September 11, 2008
By David Wood
WASHINGTON -- Seven years after al-Qaida took down New York's World Trade Center towers and struck the Pentagon itself, the United States does not have a coherent strategy to deter another attack, according to senior U.S. officials and analysts outside government.
Though America has not suffered a significant foreign attack on its soil since then, both officials and analysts say new approaches to deterrence must be developed - even as they acknowledge that it may be impossible to deter certain types of attacks.
"We continue to work on the deterrence problem ... trying to flesh out the concept," Air Force Gen. Kevin P. Chilton, the four-star chief of the U.S. Strategic Command, said in an interview.
The Bush administration reacted to the Sept. 11 attacks, which killed almost 3,000 people that day, by launching two wars intended to destroy the terrorists and to prevent further attacks.
The wars in Afghanistan and Iraq still rage today, engaging some 174,000 Americans in the fighting. The wars have cost $859 billion so far.
Al-Qaida, according to U.S. intelligence assessments, is thriving in its sanctuaries in Pakistan and actively training and positioning terrorists for new attacks in the West.
For this and a variety of other threats and challenges, the United States needs a clear, powerful and flexible deterrent, strategists say.
"The lack of a strategy ... is a major gap in the overall set of U.S. counterterrorist activities," Lewis A. Dunn, a senior Washington strategist, wrote in a recent paper for the Henry L. Stimson Center, a nonpartisan Washington think tank.
Inside and outside government, experts like Dunn are working to create such a strategy and the capability for the United States to apply it. It will require an intelligence campaign unprecedented in scope and intrusiveness to penetrate and understand the leadership of rogue states and terrorist groups. And to manipulate their decision-making will require the tight coordination of many agencies in Washington not accustomed to working together.
Making this new deterrence strategy work is likely to be one of the most pressing national security jobs of the next president.
"We have islands of understanding" of how to deter terrorists, said Brian Jenkins, a terrorism expert at the RAND Corporation and author of a new book on nuclear terrorism. "But there's no champion for it within government. We don't have an organization in government to do it."

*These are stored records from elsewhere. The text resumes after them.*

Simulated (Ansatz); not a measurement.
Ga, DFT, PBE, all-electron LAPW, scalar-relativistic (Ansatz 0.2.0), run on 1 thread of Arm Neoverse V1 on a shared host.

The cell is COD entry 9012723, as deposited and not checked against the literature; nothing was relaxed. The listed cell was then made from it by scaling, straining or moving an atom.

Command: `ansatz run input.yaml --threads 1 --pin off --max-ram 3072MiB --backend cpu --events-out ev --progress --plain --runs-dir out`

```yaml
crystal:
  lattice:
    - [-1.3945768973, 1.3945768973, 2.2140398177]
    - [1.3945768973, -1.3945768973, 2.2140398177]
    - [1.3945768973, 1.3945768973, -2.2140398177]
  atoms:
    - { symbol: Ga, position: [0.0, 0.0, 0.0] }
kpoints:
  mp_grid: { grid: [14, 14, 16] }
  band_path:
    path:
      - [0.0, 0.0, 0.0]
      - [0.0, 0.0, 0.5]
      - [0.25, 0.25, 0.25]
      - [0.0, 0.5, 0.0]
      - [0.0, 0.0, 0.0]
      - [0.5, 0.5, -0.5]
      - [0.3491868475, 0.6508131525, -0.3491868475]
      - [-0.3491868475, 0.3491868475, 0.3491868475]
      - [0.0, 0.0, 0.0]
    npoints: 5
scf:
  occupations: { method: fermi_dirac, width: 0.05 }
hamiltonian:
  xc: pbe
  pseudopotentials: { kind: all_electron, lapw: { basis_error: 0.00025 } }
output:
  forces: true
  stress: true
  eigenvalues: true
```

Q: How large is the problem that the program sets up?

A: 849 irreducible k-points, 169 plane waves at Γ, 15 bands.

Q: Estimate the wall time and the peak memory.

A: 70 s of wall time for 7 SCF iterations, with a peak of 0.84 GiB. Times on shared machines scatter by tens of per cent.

Jenkins is quick to add that in some cases deterrence may be unreliable. Terrorists with nuclear weapons are one such case. Al-Qaida is the only terrorist group capable of obtaining and using nuclear weapons, says Jenkins. His advice is not to wait: "Wipe them out now."
During the Cold War, of course, deterrence was an everyday but unnerving reality.
Nine thousand of the American and Soviet missiles that clamped humanity in that nuclear stand-off still hum on alert in their silos in Krasnoyarsk and Wyoming. They may dissuade a major nuclear attack.
But in the two decades since the Cold War ended, neither these weapons nor the United States' unparalleled military power have been effective against lesser challenges.
In that period, for example, al-Qaida destroyed two U.S. embassies. Pakistan and India defied the United States and built nuclear bombs. Saddam Hussein invaded Kuwait.
The U.S. stood by and wrung its hands while Rwandans slaughtered almost a million of their countrymen. Al-Qaida destroyed two American embassies.
China seized and held an American spy plane. North Korea and Iran thumbed their noses at Washington. President Bush condemned the slaughter of innocents in Darfur to no avail. Just last month Russia invaded Georgia while Washington fumed.
And the study and practice of deterrence declined.
"I am a little concerned because we have maybe taken our eye off that ball over the past 15 years," said Chilton, who commands American nuclear war-fighting forces and strategic conventional forces, in addition to responsibility for war in space and cyberspace.
The brute-force military the United States built for the Cold War is still needed, he said, as long as potential adversaries -most particularly Russia - also have long-range nuclear weapons. But the United States also needs the strategy and the tools to deter, or dissuade, the tin-pot dictators, the rogue states and terrorists.
That, said Chilton, "is probably the most difficult." Doing it successfully will require going "beyond pure military might."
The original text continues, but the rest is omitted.